You can read the notes for each example for tips on how to give a more natural feel to your French when you speak and to understand what you hear.

1. Comment il s’appelle, lui?

What’s his name? What’s that guy’s name?

When asking about names, you’ve learned to ask comment s’appelle-t-il? and comment t’appelles-tu?, etc., using the inversion after comment.

It’s perfectly correct, but it’s not usually what people say spontaneously. The person who asked comment il s’appelle, lui? didn’t use the inversion after comment. Similarly, you can ask comment tu t’appelles?

You’ll hear il pronounced very frequently as i during conversations. When this informal pronunciation appears in writing, it’s almost always written as y. The question sounded like comment y s’appelle, lui? There’s no liaison (no t sound) between comment and y.

2. T’as pas mal de stock.

You’ve got a lot of stuff.

This was said to me when I was carrying several bags of stuff. The word stock doesn’t refer to merchandise here. It just means “stuff” or “things.”

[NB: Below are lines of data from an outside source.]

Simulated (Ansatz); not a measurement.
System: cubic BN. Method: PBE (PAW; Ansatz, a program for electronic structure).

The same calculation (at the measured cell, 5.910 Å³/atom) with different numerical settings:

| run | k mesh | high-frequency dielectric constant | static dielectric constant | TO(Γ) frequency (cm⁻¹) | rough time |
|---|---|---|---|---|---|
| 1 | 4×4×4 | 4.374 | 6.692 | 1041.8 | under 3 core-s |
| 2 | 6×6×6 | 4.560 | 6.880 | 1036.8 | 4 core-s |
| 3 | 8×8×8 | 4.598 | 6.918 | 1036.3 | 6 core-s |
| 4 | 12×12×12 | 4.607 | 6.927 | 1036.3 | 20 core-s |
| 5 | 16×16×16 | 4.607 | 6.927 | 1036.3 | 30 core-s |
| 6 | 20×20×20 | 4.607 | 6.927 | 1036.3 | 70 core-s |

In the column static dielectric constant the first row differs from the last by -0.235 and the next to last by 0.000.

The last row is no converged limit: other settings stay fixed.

Pas mal here isn’t a negative. It’s a set expression meaning “a lot” or “quite a bit.” Another example: j’étais pas mal fatigué, “I was pretty tired.”

When using pas mal, keep the words pas and mal together in the same breath when you say them.

Don’t say: j’étais pas / mal fatigué.
Say: j’étais / pas mal fatigué.

Using the example from above:
Don’t say: t’as pas / mal de stock.
Say: t’as / pas mal de stock.

T’as is an informal way of saying tu as.

3. Fait que, dans le fond…

So, basically…

The expression fait que tends to pepper a lot of informal conversations in French. It means “so,” like alors or donc. For example: fait que, dans le fond, t’as deux choix, “so, basically, you’ve got two choices.” The expression fait que is a shortened form of ça fait que.

Fait que has two syllables, but you’ll also hear it pronounced with one as faque (sounds like fak).

As for dans le fond, it’s used in the same way that English speakers say “basically” to resume. You’ll hear faque dans le fond… just as often as the English expression “so, basically…” (in other words, often!).

4. Elle veut pas.

She doesn’t want to.

The speaker didn’t say elle ne veut pas. She said elle veut pas. To tell the truth, she didn’t say elle veut pas either. She said a veut pas!

Not only did she not include ne in her negative sentence, she pronounced the subject elle informally as a. If this happens, it’s only when elle is a subject. You’d never hear someone pronounce c’est pour elle as “c’est pour a” because elle isn’t a subject here.

It’s always acceptable for you to pronounce the subject elle as elle, even during informal conversations. Native speakers certainly don’t expect to hear a non-native pronounce elle informally as a.

Back to the example above — if you still wanted to maintain some informality when you speak, you could just leave out ne and say elle veut pas, avoiding pronouncing elle as a. Leaving out ne during regular, informal conversations with friends and co-workers will go unnoticed.

Of course, you can also say the full elle ne veut pas, no problem. It’s just that in spontaneous speech during informal conversations, ne is largely absent. But you don’t have to adopt this if you don’t want to.

5. C’est quoi la saveur? C’est quoi la grandeur?

What flavour is it? What size is it?

A customer in a café asked the employee working at the cash about a drink they serve. He wanted to know what flavour it was: c’est quoi la saveur? He also wanted to know what size it was offered in: c’est quoi la grandeur?

Questions using c’est quoi? are very commonly heard in French, for example: c’est quoi le problème?, “what’s the problem?” and c’est quoi la différence?, “what’s the difference?”